The Liberal party was created in 1940 to support Henry A. Wallace's bid for the presidency and his attempt to split the democratic vote and prevent John N. Garner from becoming president.
Wallace again ran as the Liberal candidate in 1944 and 1948, but proved less successful than in 1940. The party came to be viewed as an alternative to the increasingly conservative and southern dominated democratic party. It advocated civil rights, detente with the soviet union, social welfare programs and reduction in the size of the military.

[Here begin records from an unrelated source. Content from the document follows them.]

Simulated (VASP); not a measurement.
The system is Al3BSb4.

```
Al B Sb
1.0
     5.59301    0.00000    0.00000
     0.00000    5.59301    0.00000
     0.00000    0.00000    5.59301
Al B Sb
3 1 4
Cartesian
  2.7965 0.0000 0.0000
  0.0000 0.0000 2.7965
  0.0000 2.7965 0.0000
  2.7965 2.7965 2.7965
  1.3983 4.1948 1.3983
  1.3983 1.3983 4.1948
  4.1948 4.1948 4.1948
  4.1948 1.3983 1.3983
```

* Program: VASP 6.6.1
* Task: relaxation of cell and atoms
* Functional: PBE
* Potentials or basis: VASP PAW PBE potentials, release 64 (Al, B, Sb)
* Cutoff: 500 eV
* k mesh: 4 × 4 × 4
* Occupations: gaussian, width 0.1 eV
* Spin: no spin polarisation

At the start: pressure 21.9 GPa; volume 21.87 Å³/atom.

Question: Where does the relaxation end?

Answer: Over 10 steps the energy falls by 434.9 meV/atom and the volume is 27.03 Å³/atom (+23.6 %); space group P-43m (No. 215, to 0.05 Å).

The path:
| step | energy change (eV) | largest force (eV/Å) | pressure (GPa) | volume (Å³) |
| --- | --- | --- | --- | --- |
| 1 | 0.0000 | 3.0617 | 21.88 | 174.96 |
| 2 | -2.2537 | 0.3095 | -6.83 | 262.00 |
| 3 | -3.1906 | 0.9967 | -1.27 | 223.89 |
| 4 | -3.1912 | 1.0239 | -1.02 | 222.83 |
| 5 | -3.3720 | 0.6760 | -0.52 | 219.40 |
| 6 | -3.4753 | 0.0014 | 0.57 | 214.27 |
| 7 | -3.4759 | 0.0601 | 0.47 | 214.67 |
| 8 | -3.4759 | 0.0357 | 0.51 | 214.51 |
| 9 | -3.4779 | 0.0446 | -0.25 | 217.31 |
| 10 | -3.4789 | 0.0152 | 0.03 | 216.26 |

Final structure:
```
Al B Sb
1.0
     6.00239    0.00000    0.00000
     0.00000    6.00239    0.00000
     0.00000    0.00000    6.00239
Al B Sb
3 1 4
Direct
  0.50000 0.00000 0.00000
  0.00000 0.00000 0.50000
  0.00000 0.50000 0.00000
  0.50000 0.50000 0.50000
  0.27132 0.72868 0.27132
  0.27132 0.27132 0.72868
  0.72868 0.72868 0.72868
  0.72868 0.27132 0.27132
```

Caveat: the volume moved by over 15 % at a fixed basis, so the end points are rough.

With the nomination and election of Kennedy in 1960 the party fell into the shadows, and didn't even nominate a candidate in 1964. From 1966 onwards the party became much less official, and became a vehicle for liberal democratic politicians to run for office. In 1996 and 2000 the party didn't nominate a candidate to prevent splitting the democratic vote.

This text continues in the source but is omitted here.